• Millie Liao

How to Stop Comparing Yourself to Others


(Photos of me having a mental breakdown about my appearance and my ability to like my face without putting on makeup and posing from a certain angle...)


This past week, I have been spending an unhealthy amount of time on social media, scrolling through Instagram posts and TikToks of people doing amazing things and living what I would consider a dream life. While seeing these types of posts at first motivates me and inspires me, more often than not it leaves me feeling like I’m not good enough, and angry at myself for not being able to achieve what my peers have.


Whether it be starting a business, or reaching a certain amount of followers, or getting a partnership with a brand, all of these achievements seem to come so easily to my friends, while I frustratedly pull my hair out at my inability to get anywhere with my untalented, mediocre self.


At this point in my mental breakdown over all of my shortcomings and failures, my self esteem is crumbling and I completely let my negative thoughts control my actions. You might see me grumping around the house, or being unable to get out of bed, or just procrastinating by watching YouTube videos as an escape from reality.


I’m sure this process isn’t unique to just me - many of you have probably been through similar experiences, where in comparing yourself to one of your peers or someone similar to you has caused you to feel just absolutely terrible about yourself and distressed about your future, if you even have a chance at one.


But what I’ve realized after each breakdown, after each fit of self-hatred and inner turmoil, is that I am also living a dream life for many other people. I am also someone that could make others feel like they aren’t doing enough with their lives. There are achievements that I have been able to reach that made others feel similarly precious and envious.


I’m not saying this because I think I’m actually special or out of the ordinary, but because I am actually VERY ORDINARY. Each and every one of us has things we are good at and excel at. And because of that, there will always be something special about us that others will notice, whether it be a certain talent or aspect of our personality or achievement we have worked really hard to unlock. Trust me, there are a thousand, a million things about you that people are jealous of, even if it doesn’t feel like you’re all that special or worth being jealous over.


I think this really has to do with the way the world has grown to become more interconnected with social media and the internet. We can now easily have conversations with each other, see what others are up to, piece together someone’s entire life story (if we spend enough time stalking their Instagram), and more without ever even having to leave the house. This has in turn created a culture of increased comparison and competition. I believe that Gen-Z is likely the most competitive-spirited generation to date in history, because we are constantly viewing ourselves in context to those around us.


For lack of a less overused example, comparing the amount of likes we get on our posts to those of our friends is something that many of us do without even consciously WANTING to do it - we just do. I sometimes catch myself judging others by the amount of likes they get, or envying those who effortlessly get a lot of likes and comments. These kinds of reflexes honestly scare me, because I don’t want to feel them, I don’t want to constantly compare myself to people I actually like or am friends with, but for some reason I still end up doing it.
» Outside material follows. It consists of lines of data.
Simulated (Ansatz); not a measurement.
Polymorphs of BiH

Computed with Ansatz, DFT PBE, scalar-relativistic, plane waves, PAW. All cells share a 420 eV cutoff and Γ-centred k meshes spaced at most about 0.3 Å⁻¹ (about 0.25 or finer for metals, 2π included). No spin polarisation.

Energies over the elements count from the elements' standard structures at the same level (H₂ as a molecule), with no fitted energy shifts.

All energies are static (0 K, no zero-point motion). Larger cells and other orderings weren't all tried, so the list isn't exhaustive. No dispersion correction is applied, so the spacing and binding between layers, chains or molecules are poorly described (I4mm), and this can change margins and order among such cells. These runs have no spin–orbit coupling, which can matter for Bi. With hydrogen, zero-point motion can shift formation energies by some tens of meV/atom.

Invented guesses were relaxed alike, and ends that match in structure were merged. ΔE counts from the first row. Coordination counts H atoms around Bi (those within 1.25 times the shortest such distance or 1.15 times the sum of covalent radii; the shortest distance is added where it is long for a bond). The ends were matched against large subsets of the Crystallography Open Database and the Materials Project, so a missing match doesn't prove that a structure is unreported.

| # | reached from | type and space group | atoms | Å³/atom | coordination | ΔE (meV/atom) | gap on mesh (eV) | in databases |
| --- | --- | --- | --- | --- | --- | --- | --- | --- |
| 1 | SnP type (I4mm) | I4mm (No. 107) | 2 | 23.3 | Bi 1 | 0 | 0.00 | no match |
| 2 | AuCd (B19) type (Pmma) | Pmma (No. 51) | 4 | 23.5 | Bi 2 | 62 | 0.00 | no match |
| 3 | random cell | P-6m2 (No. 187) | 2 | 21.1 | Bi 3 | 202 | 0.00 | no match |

If you can relate, I want to tell you that you are definitely not alone. I, as well as many other teens I have talked to, face this type of issue, not just in the singular context of social media, but in almost every aspect of life, from school grades to social popularity to appearance. I want to emphasize that there is nothing wrong with you, but rather it is a system that we have grown up within that causes this type of behavior. Because we are constantly around other people, even when we are technically alone, we have become accustomed to comparing ourselves and measuring our worth in terms of how much better or worse we are than those around us.


So how can we combat this type of thinking, that will only lead to further negativity and self-hatred?


Well firstly, I want to establish that we can never entirely “fix” this broken system of thinking, unless we entirely leave society and live in seclusion by ourselves. Where there is a community of people, there is comparison and competition.


I believe that the best way to fight against the deadliness of peer-comparison is to believe that you are special. I know, this sounds stupid. In fact, it almost contradicts what I previously said about realizing we are all the same and ordinary in comparing and competing with each other. But even if we are actually the most mediocre, normal person ever, we must still hold the belief that we are special and one of a kind and world-changing. Why?


Because this will give us the confidence we need to change the world. I firmly believe that one can achieve any goal as long as they have enough confidence in themselves and their ability. Everything in this world follows the “fake it till you make it” principal, there are almost zero exceptions. That’s why there are so many people with crazy success stories, going from zero to hero or rags to riches etc. Their ability to hold onto their self confidence and belief in themselves was what allowed them to persist and eventually succeed.


When asked “why do you think you can change the world?”, you need say nothing more than “because I can”.


And most of all, when faced with peer comparisons or competition, this confidence in one’s ability to become great will allow us to get through the worst of it. Instead of having feelings of not being good enough or not measuring up to your peers’ achievements, you must begin trusting yourself and your abilities. You could have also achieved what others have achieved if you put in the same amount of work, persisted the same amount. But you are special. You have your own thing going, even if it isn’t clearly apparent yet. There are so many things that uniquely make you you, that those around you don’t necessarily have. And for that, you should be thankful that just like you cannot copy the life paths of those around you, they cannot copy yours either.


The real danger comes from believing everyone but us is special, and it’s because of their specialness that they are able to achieve everything they can. But on the other hand, we are unfortunately only able to reach up to whatever our mediocre selves can get to before we’d stopped at some invisible limit. If you begin to feel like this, I would recommend re-centering yourself by leaving whatever social media app or conversation or thought that is making you feel that way, and instead reflect on all of the amazing things you have done that make you you. Ask yourself, what am I proud of myself for doing? It can be subjective as well, since tasks that may come simple to those around us might be difficult to us due to context and situation.


For example, it might take a lot more for you to post a photo of yourself on social media than someone else, so be proud that you courageously put yourself out there rather than comparing yourself to those that make a living off of social media or enjoy openly expressing themselves through social media. Since their situations are different from your own, comparing how many likes or comments may be completely inappropriate, and instead measuring how much you felt fulfilled by sharing a captured moment with others is what you should be interested in.


All in all, it is not easy to stop constantly comparing yourself to those around you. So don’t feel bad if it happens, just acknowledge your feelings and do your best to affirm what your heart wants to hear: that you are still full of worth and appeal and specialness!


Never doubt that you are a special person, because that is what will guide you to do things that you wouldn’t usually be comfortable with doing. Oh, the amazing things that self confidence can do to you! It’ll make you a better version of yourself!